In creating the Puget Sound Partnership in 2007, the Washington Legislature explicitly called

for a “healthy human population” and “quality of human life” as major goals in the effort to

protect and restore the Puget Sound ecosystem.

Other goals center around species, habitats, water supplies and the quality of water and

sediments—“so that the waters in the region are safe for drinking, swimming, shellfish harvest

and consumption, and other human uses and enjoyment, and are not harmful to the native

marine mammals, fish, birds, and shellfish of the region.”

Much of the work of the Partnership has been to encourage protection and restoration projects

to maintain and improve habitats and ecological function. At the same time, the agency has

encouraged people to minimize their ecological footprint.

The once-popular notion that nature is something separate and people should just leave it alone

does not work in areas already altered by humans. Because the Puget Sound region faces the

prospect of adding nearly 2 million people over the next 25 years, planners are beginning to

recognize that humans must be considered an integral part of the ecosystem. The challenge is to

find ecologically sound ways to fit new residents into the Puget Sound landscape.

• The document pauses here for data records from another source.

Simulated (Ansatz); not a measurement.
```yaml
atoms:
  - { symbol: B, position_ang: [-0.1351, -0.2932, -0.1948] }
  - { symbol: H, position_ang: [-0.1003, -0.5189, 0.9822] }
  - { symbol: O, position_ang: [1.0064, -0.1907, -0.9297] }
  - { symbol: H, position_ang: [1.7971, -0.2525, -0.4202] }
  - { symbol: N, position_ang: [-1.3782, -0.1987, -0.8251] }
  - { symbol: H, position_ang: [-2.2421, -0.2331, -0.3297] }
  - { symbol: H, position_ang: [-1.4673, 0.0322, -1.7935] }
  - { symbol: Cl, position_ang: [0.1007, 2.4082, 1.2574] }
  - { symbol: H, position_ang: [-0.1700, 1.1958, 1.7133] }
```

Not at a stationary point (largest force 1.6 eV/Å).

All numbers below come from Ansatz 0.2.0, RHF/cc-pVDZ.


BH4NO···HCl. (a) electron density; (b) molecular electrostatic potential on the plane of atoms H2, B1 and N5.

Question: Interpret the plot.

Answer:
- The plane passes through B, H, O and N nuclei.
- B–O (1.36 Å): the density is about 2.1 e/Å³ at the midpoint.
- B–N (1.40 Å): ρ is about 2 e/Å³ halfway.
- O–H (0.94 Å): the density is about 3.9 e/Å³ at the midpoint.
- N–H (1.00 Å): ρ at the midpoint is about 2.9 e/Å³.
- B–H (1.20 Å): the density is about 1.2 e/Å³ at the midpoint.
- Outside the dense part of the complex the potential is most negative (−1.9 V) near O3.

One of the major approaches since the 1980s has been to concentrate new development within

cities and existing communities. At the same time, planners have been working to maintain or

restore ecological functions in rural areas, including operating farms and areas managed for

timber production.

The Partnership has been tracking public perceptions and awareness, including people’s

emotional connections to Puget Sound. Making people aware of their effects on the environment

and getting people to change their behaviors has been the goal of many partner-run public-

awareness campaigns, including the collaborative “Puget Sound Starts Here” that involves

hundreds of regional government, nonprofit and business partners.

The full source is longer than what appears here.